“And it was fun looking at the comments, because you’d see things like ‘well, I’m throwing in this naive Bayes now, but I’m gonna come back and fix it it up and come up with something better later.’ And the comment would be from 2006. [laughter] And I think what that says is, when you have enough data, sometimes, you don’t have to be too clever about coming up with the best algorithm.”
I think about this insight more times than I’d like to admit, in those frequent situations where you end up spending more time on a clever, graceful solution because you look down on the banal work of finding and gathering data (or, in the classical pre-computer world, fact-finding and research).
But I also think about it in the context of people who are clever, but don’t have enough data to justify a “big data” solution. There’s an unfortunate tendency among these non-tech-savvy types to think that, once someone tells them how to use a magical computer program, they’ll be able to finish their work.

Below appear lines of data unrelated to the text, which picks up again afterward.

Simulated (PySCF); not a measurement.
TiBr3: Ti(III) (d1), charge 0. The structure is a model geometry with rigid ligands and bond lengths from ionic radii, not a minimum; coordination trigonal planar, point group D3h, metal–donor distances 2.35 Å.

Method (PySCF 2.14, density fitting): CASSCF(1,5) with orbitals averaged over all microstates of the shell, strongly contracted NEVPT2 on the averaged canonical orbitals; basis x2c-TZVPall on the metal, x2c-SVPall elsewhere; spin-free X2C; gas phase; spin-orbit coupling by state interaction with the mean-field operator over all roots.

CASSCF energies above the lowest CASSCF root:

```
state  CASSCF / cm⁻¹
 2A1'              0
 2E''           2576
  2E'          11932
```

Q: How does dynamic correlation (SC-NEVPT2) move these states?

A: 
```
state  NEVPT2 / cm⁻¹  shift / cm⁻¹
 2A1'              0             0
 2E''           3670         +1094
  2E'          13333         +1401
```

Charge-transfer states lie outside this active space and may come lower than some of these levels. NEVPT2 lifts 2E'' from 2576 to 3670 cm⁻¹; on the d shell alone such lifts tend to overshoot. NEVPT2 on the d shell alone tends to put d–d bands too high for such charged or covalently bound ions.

The flaw here is, well, if you don’t have enough data (i.e. more than a few thousand data-points or observations), then no computer program will help you find any worthwhile insight. But what’s more of a tragedy is that, since the datasets involved here are small, these clever people could’ve done their work just fine without waiting for the computerized solution.
So yes, having lots of data can make up for a lack of cleverness, because computers are great at data processing. But if you’re in the opposite situation – a clever person with not a lot of data – don’t overlook your cleverness.